This code was originally written for a Bash TUI called
Nightfall. In profiling that code it took around
~600 calls to tput to render the initial UI and that ended up being very slow
on some systems. Other systems (FreeBSD for example) just didn't work with some
of the tput commands not being supported.
I decided to "wrap" tput in a Bash function that would bake-in as much of
the functionality I needed and then fork out to the external tput command
when needed. This Brought the number of forked tput calls to 0 to draw the
UI which sped the program up immensely and resulted in FreeBSD working as
well.
tput(1) is a command that offers "Portable Terminal Control" but, in
practice, is not very portable. Posix specifies it must exist and support a
small number of options but isn't very specific about its usage and command
naming.
A number of sources were surveyed to see what kind of usage is out there in the wild:
tputprovided by Linux (viancurses)tput.con FreeBSDtput.con illumostputusage on MacOS
There is a large number of overlap in both arguments and commands but there
are still some differences (notably setaf vs AF on FreeBSD, or the lack of
-S and -V support on some operating systems).
The goal of this project is to provide a drop-in replacement function that can
be sourced (or copy and pasted) into existing Bash scripts and they will just
reap the benefits of a more uniform tput command for outputting terminal
control characters. This will make the scripts execute much faster as well as
work across more operating system independent version of tput.

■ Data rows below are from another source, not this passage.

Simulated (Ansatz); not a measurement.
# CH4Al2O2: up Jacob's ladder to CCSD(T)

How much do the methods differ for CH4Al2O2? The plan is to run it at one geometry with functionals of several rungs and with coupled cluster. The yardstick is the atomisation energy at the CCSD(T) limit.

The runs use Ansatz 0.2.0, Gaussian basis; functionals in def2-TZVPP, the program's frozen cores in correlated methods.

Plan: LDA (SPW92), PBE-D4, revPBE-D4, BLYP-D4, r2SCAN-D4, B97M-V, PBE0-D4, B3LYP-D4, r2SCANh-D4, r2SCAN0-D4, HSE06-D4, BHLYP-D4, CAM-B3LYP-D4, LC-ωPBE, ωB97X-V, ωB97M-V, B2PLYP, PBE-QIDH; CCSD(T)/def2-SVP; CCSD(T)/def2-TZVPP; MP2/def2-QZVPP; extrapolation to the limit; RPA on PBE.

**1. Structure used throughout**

This version of tput should NOT break anything - it should just optimize for
the common case of outputting terminal control characters. When this version
of tput can NOT do something itself it will instead opt to fork out to the
external version of tput found.
Because of this, this version will accept arguments like -T <term> but
completely ignore them (unless passed to the external tput command) and
instead always opt to output ANSI escape sequences.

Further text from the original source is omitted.